TYRE

TYRE

Encyclopedia Masonica


An ancient city of Phenicia, which in the time of King Solomon was celebrated as the residence of King Hiram, to whom that monarch and his father David were indebted for great assistance in the construction of the Temple at Jerusalem. Tyre was distant from Jerusalem about one hundred and twenty miles by sea, and was thirty miles nearer by land. An intercourse between the two cities and their respective monarchs was, therefore, easily cultivated The inhabitants of Tyre were distinguished for their skill as artificers, especially as workers in brass and other metals; and it is said to have been a principal seat of that skillful body of architects known as the Dionysiac Fraternity.

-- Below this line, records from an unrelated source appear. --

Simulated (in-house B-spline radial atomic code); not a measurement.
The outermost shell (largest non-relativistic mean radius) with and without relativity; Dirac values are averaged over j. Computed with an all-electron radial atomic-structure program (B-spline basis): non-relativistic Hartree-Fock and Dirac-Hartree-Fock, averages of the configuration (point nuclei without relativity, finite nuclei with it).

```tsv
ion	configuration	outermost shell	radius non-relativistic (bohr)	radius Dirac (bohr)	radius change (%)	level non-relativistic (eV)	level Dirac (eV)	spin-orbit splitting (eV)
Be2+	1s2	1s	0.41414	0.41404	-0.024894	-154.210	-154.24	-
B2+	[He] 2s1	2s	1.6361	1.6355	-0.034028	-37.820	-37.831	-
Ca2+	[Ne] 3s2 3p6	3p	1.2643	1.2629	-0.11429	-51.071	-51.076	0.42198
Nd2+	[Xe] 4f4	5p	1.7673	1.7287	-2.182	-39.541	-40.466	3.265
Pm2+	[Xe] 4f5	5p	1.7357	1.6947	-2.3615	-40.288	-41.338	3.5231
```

The City of Sidon, which was under the Tyrian government, was but twenty miles from Tyre, and situated in the forest of Leballon. The Sidonians were, therefore, naturally wood-cutters, and were engaged in felling the trees, which were afterward sent on floats by sea from Tyre to Joppa, and thence carried by land to Jerusalem, to be employed in the Temple building. Doctor Morris, who visited Tyre in 1868, describes it in his Freemasonry in the Holy Land (page 91) as a city under ground, lying, like Jerusalem, twenty to fifty feet beneath the debris or rubbish of many centuries. It consists, to use the language of a writer he has cited, of "prostrate and broken columns, dilapidated temples, and mounds of buried fragments."